Does this mean we (virtually all Internet users) need to change virtually every password after these systems get patched ina day or so?
 
Does this mean we (virtually all Internet users) need to change virtually every password after these systems get patched ina day or so?
My answer is no, unless you use WiFi cafes a lot. However, you have to start rotating all the passwords as a precaution.

The nature of Heartbleed, as I understand it, is that it allows the attacker to steal private keys from servers. Having those keys, intercepted SSL sessions can be decrypted.

Note that, for example, Pilots of America is not encrypted at all. So, it was always open to the same snooping attack. Heartbleed merely drags down encrypted websites to PoA level. How often do you change your PoA password? Now copy the same discipline and apply it to your bank account. That would be my answer.
 
Passwords are already such a PIA I have been considering a password manager. I suspect I will acting on that now. The reason I haven't so far is that I have a case of "analysis paralysis". Just reading the several threads on POA about them, everyone has a different opinion. I almost settled on "RoboForm Everywhere" until I read that the software is Read-Only on Iphones and tablets. You can access a password protected site using the Robo software but if you need to change a password you have to do it from a desktop. Sometimes I don't have access to a desktop when I need it, like when traveling.
 
My answer is no, unless you use WiFi cafes a lot. However, you have to start rotating all the passwords as a precaution.

The nature of Heartbleed, as I understand it, is that it allows the attacker to steal private keys from servers. Having those keys, intercepted SSL sessions can be decrypted.

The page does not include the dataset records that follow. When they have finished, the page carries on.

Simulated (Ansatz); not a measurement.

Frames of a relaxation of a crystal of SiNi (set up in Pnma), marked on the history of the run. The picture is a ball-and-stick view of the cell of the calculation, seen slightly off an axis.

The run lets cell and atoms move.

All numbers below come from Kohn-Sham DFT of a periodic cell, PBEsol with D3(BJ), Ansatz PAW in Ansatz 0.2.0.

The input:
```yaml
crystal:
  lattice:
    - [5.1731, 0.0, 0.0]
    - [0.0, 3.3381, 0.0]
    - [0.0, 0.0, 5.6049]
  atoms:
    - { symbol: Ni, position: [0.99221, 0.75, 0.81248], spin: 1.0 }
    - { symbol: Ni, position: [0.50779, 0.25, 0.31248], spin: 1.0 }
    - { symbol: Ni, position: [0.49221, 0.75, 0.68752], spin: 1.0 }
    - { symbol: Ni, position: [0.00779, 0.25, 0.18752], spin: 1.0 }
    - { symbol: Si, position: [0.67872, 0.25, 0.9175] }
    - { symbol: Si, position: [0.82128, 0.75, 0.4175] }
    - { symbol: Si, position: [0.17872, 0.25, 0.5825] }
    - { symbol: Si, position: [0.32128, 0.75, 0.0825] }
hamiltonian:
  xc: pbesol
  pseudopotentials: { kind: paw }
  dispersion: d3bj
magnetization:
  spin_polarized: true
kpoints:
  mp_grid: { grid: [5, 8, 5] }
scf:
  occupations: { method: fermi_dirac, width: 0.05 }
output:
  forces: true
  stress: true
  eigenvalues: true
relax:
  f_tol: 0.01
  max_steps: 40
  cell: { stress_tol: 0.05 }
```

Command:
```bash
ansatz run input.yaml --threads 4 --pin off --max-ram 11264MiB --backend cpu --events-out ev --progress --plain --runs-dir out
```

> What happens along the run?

Note that, for example, Pilots of America is not encrypted at all. So, it was always open to the same snooping attack. Heartbleed merely drags down encrypted websites to PoA level. How often do you change your PoA password? Now copy the same discipline and apply it to your bank account. That would be my answer.

It's worse then that. You get random in memory data from the SSL server which can easily include users passwords as they were logging in, session ids, cookie data, credit card numbers over the wire..etc. Anything that the SSL server could be receiving could have been dished out to someone via the Heartbleed bug. If you pole'd servers really quickly you could damn near get everything they were doing.

Just imagine all the data that could be in memory then imagine getting 64 kb chunks of that randomly about as quickly as you want.
 
My answer is no, unless you use WiFi cafes a lot. However, you have to start rotating all the passwords as a precaution.

The nature of Heartbleed, as I understand it, is that it allows the attacker to steal private keys from servers. Having those keys, intercepted SSL sessions can be decrypted.

Note that, for example, Pilots of America is not encrypted at all. So, it was always open to the same snooping attack. Heartbleed merely drags down encrypted websites to PoA level. How often do you change your PoA password? Now copy the same discipline and apply it to your bank account. That would be my answer.

No offense the the admins, but PoA password doesn't resemble any other password or have the same level of complexity as I had no security expectations here.

I rotate my other passwords regularly, but doing it off schedule is a pain.

But my understanding is that this attack made it possible for the attacker to grab the private key too, making even the encrypted content at risk.